A Good First Step!
Eric Byrnes got off to a good start as the Diamondbacks opened their Cactus League season with a 9-2 victory over a White Sox split-squad.
Admittedly, it was not an immediate good start. With the Snakes playing the vistors’ role–these two teams share Tucson Electric Park–and Eric leading off, he was literally the start of the Diamondbacks’ spring season, and he struck out. <cringe>.
But in the third inning, he hit a two-out single to right–that’s opposite field for him–stole second and scored what was then the tying run on a Chad Tracy hit. (That’s practicing clutchness, guys!)
In the fifth, Byrnesie walked on four pitches. I liked this, too, as he needs to walk more. Although he got picked off first and caught in a rundown, it took a bunch of throws to get him. Owner Matt Williams was still pleased with what he saw. "That’s the New Mr. Excitement!" he told the broadcasters. Williams is really pleased to see that Byrnes and today’s No 2 hitter, Orlando Hudson, bring speed to the top of the lineup, and he noted that even though Byrnes got picked off that second time, he was able to mess with the defense. With his speed and aggressiveness, Byrnesie can truly get into a pitcher’s (and catcher’s) head. Byrnes spent years with an organization (the Moneyball Oakland A’s) that does not value this type of play. The Diamondbacks seem to be a team that appreciates his speed and is willing to play hit-and-run and let him steal. So one thing they need to do is teach him the finer points of base thievery. (Rickey Henderson, where are you?) Eric Byrnes loves to learn how to be a better player. I look forward to Byrnesie swiping upwards of thirty bags this season.
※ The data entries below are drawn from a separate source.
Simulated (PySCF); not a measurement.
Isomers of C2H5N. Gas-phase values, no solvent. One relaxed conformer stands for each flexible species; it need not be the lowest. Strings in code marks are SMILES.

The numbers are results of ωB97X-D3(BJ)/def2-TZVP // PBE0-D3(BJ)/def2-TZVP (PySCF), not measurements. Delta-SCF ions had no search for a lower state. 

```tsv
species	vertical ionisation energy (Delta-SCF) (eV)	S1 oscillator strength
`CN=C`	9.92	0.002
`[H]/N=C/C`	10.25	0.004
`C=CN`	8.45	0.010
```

Eric also had a good day in the field, including a second inning play in which he held what could have ended up a double or triple to a single, by attacking the ball and throwing to the cut off man. The announcers also said that Diamondback’s left fielder, Luis Gonzalez, has said he has learned that he has to stop in left center because Byrnes will go after balls hit there. The centerfielder has the right-of-way to get every ball he can and Byrnesie exercises that right to the max!
Everyone was waxing lyrical about Byrnes’ energy and attitude. Of course, he can’t bear the burden of keeping the team spirits high all by himself. Not even he and Orlando Hudson, the other big bundle of energy the D’Backs got this off-season, can do it by themselves. They can set examples by being themselves. But desire to play hard every day, enjoyment of the game, and belief in self and in the team has to exist across the board in order for a team to take its next step forward.
So the first game of spring training went well both for Byrnes and the D’Backs. And while it was only the first game of spring training, a good spring start is important to a player who had a bum prior season. In such a case, spring training is not just about achieving physical readiness to play a long season of baseball, but of rebuilding confidence.
And as I wrote on August 25, 2005, about my own attitude, "ANY TIME ERIC BYRNES GETS A HIT, OR MAKES A GREAT DEFENSIVE PLAY, IS AN OCCASION TO BE OF GOOD CHEER."
In other news, MLB.com’s Diamondbacks’ beat reporter Steve Gilbert was nice enough to answer an email I sent to him yesterday about his article saying Byrnes’ days off would come against left-handers. He wrote:
Typo on my part. I meant right-handers for Byrnes as DaVanon is a better hitter from the left side. Thanks for keeping me honest. Steve Steve Gilbert Reporter MLB.com
Typos, goodness knows we all make them. But I am going to pick on this note also. The way it’s written, it can be read as implying that Byrnesie is a switch-hitter. He’s not; he’s strictly a righty, which is one of the reasons the D’Backs wanted him. They’ve got a lot of lefties in their lineup. Of course, I still take issue with the "Byrnes’s days off," and I hope he does so well this year that manager Bob Melvin will pencil him in everyday.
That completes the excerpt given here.